Monday, November 08, 2004

Preview: The Awakening

The Awakening
by Neal Shaffer & Luca Genovese
$9.95 Oni Press ISBN: 1-932664-00-9
http://www.onipress.com/graphicnovels/gn.php?id=109


Coming out a month too late for Halloween, The Awakening is the story of a mysterious killer who is stalking a group of friends at an exclusive girls' academy. In the beginning our point-of-view character is Francesca, a student new to the school, but after the killings begin the PoV shifts to others, including a detective investigating the case, one of the girls' teachers, and a school administrator who appears to have connections with a secretive religious sect.

Storywise this just didn't work well for me. The stuff at the begining with Francesca and her new firends is well done, but once the plot gets going it starts to fall apart. Besides the aformentioned PoV problem, the dialogue is often stilted and the ending doesn't make much sense--there is no clear motivation for the killer, no explanation of how we was able to perform the killngs unnoticed, and no reason why one of the victims wasn't killed. There's no payoff at the end, and the detective just stumbles on the killer.

On the other hand, the art by Luca Genovese is fantastic. I knew right from the first page that this was going to be a stunning book to look at, and it did not disappoint. The detailed backgrounds give a great sense of the environment, the figure work is expressive and well-drawn, and the layouts are dynamic. I've never encountered the work of Genovese before; I believe that this is his first work for an English publication (he's Italian), but hopefully there will be much more.

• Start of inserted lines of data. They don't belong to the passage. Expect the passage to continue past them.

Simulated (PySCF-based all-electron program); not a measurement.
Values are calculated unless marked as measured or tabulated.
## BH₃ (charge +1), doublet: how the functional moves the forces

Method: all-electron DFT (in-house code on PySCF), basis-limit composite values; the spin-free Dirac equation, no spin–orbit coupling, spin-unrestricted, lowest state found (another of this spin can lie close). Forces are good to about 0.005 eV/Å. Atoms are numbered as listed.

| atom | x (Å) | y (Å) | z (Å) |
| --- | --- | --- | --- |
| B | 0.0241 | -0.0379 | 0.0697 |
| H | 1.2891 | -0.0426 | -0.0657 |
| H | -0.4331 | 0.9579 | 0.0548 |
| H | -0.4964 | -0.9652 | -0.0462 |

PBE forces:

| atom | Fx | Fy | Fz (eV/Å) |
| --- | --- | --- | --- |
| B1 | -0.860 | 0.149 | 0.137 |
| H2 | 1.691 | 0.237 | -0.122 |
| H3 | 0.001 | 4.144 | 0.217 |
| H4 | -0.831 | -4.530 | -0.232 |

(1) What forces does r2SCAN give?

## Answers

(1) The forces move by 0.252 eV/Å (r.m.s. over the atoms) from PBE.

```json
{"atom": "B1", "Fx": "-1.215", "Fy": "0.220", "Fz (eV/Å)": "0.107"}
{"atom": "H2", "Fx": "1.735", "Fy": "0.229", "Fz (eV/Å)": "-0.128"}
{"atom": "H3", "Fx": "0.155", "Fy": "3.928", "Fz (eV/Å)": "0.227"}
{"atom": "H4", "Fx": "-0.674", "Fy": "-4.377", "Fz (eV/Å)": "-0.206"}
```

So, if you're looking for some stunning art in a comic, I can recommend The Awakening on that basis alone. But as a mystery/thriller, it comes up short.

Rating: 3 (of 5)

4 comments:

Dave Carter said...

Johanna (of Cognitive Dissonance) has also reviewed The Awakening.

Dave Carter said...

Another review, this one from David Welsh, the Precocious Curmudgeon.

Dave Carter said...

And another, from Kevin at Thought Balloons.

Anonymous said...

Well... Maybe the payoff seems inconsistent because...
*SPOILER WARNING*

that ISN'T necessarily the killer!
The idea is that there is a superior force at work, as the final three pages seem to suggest. It's up to the reader to decide: did he kill the girls? Was he just trying to stop a possessed Francesca from channelling more evil into our world?